-Considers public listing
A highly placed source at the Ghana Community Network Services Ltd (GCNet) has told the Financial Intelligence that GCNet was poised to deliver on the expanded mandate Government of Ghana had given to them.
The source said the company would rise up to the challenge and help plug all loop-holes in the import tax net to ensure maximum revenue mobilization for the government.
The source spoke to this paper shortly after government announced that GCNet was to deploy Valuation modules for Customs Excise and Preventive Service (CEPS) so as to enhance the valuation and validation of Destination Inspection in the import processing sector of the country.
“We appreciate the new confidence government has reposed in us, and consider it a new challenge, but we believe we have the needed capacity to deliver,” the source intimated.
According to this source, the valuation module had been part of the system GCNet deployed for CEPS, however for some strange reasons, CEPS had not activated it for use.
He said government stood to gain so much financially by this decision taken by the President and expressed the hope that other stakeholders would cooperate with GCNet to continue to carry out its mandate to help maximize revenue for the country’s development.

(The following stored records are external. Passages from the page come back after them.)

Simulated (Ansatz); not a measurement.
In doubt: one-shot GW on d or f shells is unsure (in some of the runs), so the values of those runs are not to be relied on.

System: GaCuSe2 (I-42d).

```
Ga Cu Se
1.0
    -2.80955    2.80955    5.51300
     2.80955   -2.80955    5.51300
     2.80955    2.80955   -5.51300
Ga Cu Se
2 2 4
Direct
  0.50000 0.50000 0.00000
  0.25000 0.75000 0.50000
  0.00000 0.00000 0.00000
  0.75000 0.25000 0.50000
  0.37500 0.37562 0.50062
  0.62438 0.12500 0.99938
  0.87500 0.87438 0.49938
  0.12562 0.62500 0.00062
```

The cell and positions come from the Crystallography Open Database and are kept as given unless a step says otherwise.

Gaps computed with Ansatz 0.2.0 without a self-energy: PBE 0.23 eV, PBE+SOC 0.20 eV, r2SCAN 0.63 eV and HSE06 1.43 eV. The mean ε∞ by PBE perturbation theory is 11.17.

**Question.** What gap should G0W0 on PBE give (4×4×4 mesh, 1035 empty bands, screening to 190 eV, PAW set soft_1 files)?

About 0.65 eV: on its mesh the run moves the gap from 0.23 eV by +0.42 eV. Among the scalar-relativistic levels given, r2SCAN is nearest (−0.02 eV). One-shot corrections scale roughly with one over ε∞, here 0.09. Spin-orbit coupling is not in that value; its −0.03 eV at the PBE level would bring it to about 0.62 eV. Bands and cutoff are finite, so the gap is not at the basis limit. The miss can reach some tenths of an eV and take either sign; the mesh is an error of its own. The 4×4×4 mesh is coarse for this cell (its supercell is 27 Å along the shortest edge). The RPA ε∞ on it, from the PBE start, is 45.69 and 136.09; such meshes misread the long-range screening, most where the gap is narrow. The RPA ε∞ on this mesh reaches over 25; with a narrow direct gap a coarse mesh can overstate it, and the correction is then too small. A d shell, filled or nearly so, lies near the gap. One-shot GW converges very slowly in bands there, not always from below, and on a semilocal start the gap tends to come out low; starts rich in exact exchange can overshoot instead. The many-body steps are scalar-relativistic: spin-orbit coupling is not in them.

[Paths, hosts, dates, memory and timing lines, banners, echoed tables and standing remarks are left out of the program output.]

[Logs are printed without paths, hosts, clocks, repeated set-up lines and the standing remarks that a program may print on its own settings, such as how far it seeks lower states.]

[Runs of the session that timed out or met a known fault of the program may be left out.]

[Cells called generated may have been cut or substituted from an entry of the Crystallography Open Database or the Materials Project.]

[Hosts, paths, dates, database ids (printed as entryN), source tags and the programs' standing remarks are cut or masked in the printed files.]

“We have learnt our lessons and so our reporting system would now be made available to all those charged with oversight responsibility for us and our partners for the necessary remedial actions to be taken on cases of misconduct. The source explained further that GCNet formerly was careful in issuing its reports on the operations of CEPS and Destination Inspection Companies (DICs), especially because some top officials of CEPS complained that GCNet had been reporting them to government. “But now, we will not hesitate to provide this information to higher authorities as soon as they are ready so that transparency would become the hallmark of CEPS operations.”
The source lamented that the size of revenue that had been lost to the state through the connivance of CEPS officials and some importers were in some cases three times what government had been scouting for from development partners. “With cooperation from all stakeholders, this situation would be reversed for the good of Ghana,” said the source.
The source also hinted that GCNet had been considering bringing on board additional investors to own part of the company.
According to him, there were two options, either to ask existing shareholders to sell part of their shares to the new investors, or for the company to float additional shares.
This, he said could be done privately or through listing on the Ghana Stock Exchange, and though no firm decision had been taken on this yet, the source believed that it was just a matter of time that this would become a reality. He said when GCNet was first established in 1999, the idea was to get as many institutional investors as possible on board, “but those were the days of high interest rates, and so it was easier for people to make more money on Treasury bills than to invest in a new company whose fate they did not know. Checks at the Registrar General’s Department indicated that the CEPS holds 20% of GCNet shares while the Ghana Shippers Council also holds 10%. Ecobank and Ghana Commercial Bank (GCB) hold 5% each with SGS Laboratories holding 60 % stakes.